The X Series is made up of a set of expanded equations, each of which exactly equals the Root minus one. The F Series is made of a set of fractions that approximate the Root minus one. The D Series is that it is made up purely of whole numbers, the ratio of the consecutive members approaching the Root minus one. This is one of the beauties of D Series. No square roots. Not even fractions. Only whole numbers. With these most elementary of numbers, we can build the entire universe of Rational Roots. We bow before her majestic glory.
The members of the X Series are the expanded versions of the iterated equation that is exactly the square root. While it is exact, it can’t be computed. If it can’t be computed then it is not real. Thus the X series while exact is not real. Alternately the F & D Series are computable and thus real, while always approximate. Hence that which is exact is unreal while that which is approximate is real. As is life.
The binomial expression that we derived for the F Series is definitely the simplest expression of the General Root Equation. While the F Series is probably simpler in expression, the D Series creates the F Series. The D Series is the foundation of the F Series, just as atoms are the foundation of molecules. While the D Series is the foundation of the F Series, the binomialized iterative equations that we derived are at the heart of the structure of both the D and F Series, just as physical dynamics is at the heart of both atomic and molecular structure. In this paper we will attempt to include some analysis of each of these three elements.
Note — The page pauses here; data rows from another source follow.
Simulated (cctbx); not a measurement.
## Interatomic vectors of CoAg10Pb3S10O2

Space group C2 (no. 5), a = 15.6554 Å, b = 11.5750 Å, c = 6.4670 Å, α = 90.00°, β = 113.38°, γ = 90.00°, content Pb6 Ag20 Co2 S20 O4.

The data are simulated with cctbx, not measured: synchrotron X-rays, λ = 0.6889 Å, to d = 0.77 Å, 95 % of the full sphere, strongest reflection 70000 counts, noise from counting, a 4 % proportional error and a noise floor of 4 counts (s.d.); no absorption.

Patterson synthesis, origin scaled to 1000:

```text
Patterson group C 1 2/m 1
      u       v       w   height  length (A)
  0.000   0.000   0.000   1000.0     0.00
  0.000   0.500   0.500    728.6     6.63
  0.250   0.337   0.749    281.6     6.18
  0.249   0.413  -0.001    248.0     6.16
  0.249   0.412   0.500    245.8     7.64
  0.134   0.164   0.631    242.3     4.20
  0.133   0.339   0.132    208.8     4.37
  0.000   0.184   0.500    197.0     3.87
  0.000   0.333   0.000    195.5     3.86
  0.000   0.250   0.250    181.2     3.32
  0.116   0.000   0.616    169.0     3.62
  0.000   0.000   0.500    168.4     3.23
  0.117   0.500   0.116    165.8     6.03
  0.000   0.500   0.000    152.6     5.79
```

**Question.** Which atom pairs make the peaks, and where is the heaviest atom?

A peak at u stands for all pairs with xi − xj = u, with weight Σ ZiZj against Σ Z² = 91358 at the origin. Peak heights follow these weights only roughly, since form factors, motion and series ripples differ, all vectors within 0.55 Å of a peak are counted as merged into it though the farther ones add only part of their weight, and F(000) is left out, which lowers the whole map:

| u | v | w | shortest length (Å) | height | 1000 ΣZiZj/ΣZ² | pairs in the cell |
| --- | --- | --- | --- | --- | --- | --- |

There is an inherent imprecision in fractional ratios and their iterative Roots that they approach. If this is not enough, there is also a built-in imprecision in the computer computations. Let us first look at the flaws of the F Series. Most of us think of rational numbers as exact because we can easily get close enough for practical purposes with the decimal system. However even simple fractions are expressed imprecisely with the decimal system. These fractional ratios are expressed a little imprecisely in decimal form because of the limits of the computer. Any rational number is stored in a computer in binary form. Even the elementary fraction, 1/3, one of the first inputs in the cube root series, is only an approximation for the binary computer system, no matter how powerful the computer, IBM or Mac. Any rational number with a non-2 factor in the denominator is ultimately an approximation with the binary computer system.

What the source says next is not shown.